Countdown to Halloween: An bhfaca tú an chailleach?

An bhfaca  tú an chailleach?


An bhfaca  tú

an chailleach?

Chonaic mise í,

Lena srón mór fada,

Is a fiacla gránna buí.


Hubail rubail bubail,

Hubail rubail bubail.

Vintage Halloween Postcard
Creative Commons License Photo Credit: Dave via Compfight


An bhfaca tú 

an chailleach?

Chonaic mise í,

Lena cat mór fada,

Ar an scuab ina suí,


Hubail rubail bubail,

Hubail rubail bubail.

Vintage Halloween Postcard artist Ellen H Clapsaddle
Creative Commons License Photo Credit: Dave via Compfight

4 thoughts on “Countdown to Halloween: An bhfaca tú an chailleach?

  1. Hello Ms B. How do you like your new class?
    I love all the work still using Compfight.
    Do you know were the bottle went from last year?

  2. Why Lewis, thank you. Lovely to hear from you 🙂

    You did GREAT work on the blog last year using Compfight.

    I haven’t heard anything about our message in the bottle … YET.
    If I do, I’ll be sure to tell you.
    With every good wish, your OLD teacher 😉

    PS Up Liverpool 😀

  3. Hello Ireland! I am surprized to see all of the Halloween posts. Is it celebrated in your country like it is in America wtih costumes and people going door to door in costumes collecting sweets and candy?
    Mr Webb and Room Five, Melville Intermediate School, Hamilton, Waikato, New Zealand.

  4. Hi Mr.Webb,

    Most certainly we celebrate Halloween:D and in many ways the more recent additions to our traditions are influenced by the USA, as you say, dressing up in costumes and going ‘trick or treating’.
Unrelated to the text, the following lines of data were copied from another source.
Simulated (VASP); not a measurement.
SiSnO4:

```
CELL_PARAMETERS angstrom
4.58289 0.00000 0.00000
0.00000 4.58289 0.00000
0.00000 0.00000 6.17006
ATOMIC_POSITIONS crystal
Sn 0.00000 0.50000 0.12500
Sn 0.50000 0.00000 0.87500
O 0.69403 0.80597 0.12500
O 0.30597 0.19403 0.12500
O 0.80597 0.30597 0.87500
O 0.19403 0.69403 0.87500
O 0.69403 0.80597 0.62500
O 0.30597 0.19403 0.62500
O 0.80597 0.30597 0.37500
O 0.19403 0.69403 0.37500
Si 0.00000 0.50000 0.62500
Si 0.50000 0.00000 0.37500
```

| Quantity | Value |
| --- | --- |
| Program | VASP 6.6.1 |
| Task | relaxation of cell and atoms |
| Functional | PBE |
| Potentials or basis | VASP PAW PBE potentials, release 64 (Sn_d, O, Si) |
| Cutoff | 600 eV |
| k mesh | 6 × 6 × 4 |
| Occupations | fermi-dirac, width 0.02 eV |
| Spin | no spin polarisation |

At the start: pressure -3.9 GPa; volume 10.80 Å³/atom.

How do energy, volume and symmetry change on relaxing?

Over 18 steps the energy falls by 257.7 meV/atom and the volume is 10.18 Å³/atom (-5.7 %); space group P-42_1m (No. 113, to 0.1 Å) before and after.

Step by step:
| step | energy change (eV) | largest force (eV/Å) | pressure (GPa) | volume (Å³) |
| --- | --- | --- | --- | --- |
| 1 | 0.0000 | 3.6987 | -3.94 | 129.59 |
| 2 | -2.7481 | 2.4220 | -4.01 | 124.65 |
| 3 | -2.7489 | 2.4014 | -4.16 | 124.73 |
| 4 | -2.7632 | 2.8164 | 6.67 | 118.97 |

    However a celebration at this time goes way back into the mists of time. Here in the Northern Hemisphere we need some diversion as the cold, dark nights arrive. So the Celts celebrated Halloween as Samhain, the ‘All Souls’, when it was said that the souls of those who had passed revisited us here the mortal world. The celebration marked the end of Summer and the start of the Winter months.

    Here are the most notable Irish Halloween Traditions:

    Traditionally for dinner there was ‘Colcannon’; a plate of mashed potato, cabbage and onion. Pennies were wrapped up in baking paper and placed in the mash for children to find and keep!

    The traditional Halloween cake is barmbrack which is a fruit cake. Once again you have to be careful eating this or you would break your teeth because there are ‘tokens’ hidden in it. If you got the rag then the next year would be a poor one. If you got the coin then you could look forward to a year of riches. Finding the ring was said to predict an engagement. If you wanted to find out who your future partner might be you were advised to peel an apple in one go. The single apple peel was then dropped on the floor to show the initials of this mystery person.

    The tradition of Jack O’Lanterns travelled from Ireland to the USA. But originally the Irish carved out turnips. When the Irish emigrated to America there was not a great supply of turnips so pumpkins were used instead. Pumpkins are easier to carve than turnips too!

    Though wearing costumes and ‘trick or treating’ seem to have been imported from the USA, a tradition of wearing disguise also dates back to Celtic times. By disguising themselves people hoped superstitiously that the souls who were visiting would leave them alone.

    Halloween Games include ‘Snap Apple’. An apple is suspended from a string and children are blindfolded. The first child to get a decent bite of the apple gets to keep their prize. A variation of this game involves hanging a bar of soap with the apple. The risk was then that one would get a mouthful of soap instead of apple. The same game can be played by placing apples in a basin of water and trying to get a grip on the fruit!

    The Halloween bonfire is another tradition and a more modern addition is the use of fireworks, though they are illegal in Ireland.

    Bonfires and fireworks have safety considerations, so in school we would also do some work on Fire Safety at Halloween. We posted all these Halloween poems a bit prematurely, as we celebrate Halloween on 31st October. However many teachers do their planning for the month of October, this weekend, so we thought it would be useful to post these poems now.

    It may well be that Halloween is a Celtic Tradition from Europe that travelled with the emigrants to the USA. In the ‘New World’ these traditions took on a new lease of life and were re-exported back to Ireland in perhaps a more commercial way.

    Thanking you for your continuing comments and interest in our blog all the way from New Zealand 🙂

    Does New Zealand have a Halloween Tradition?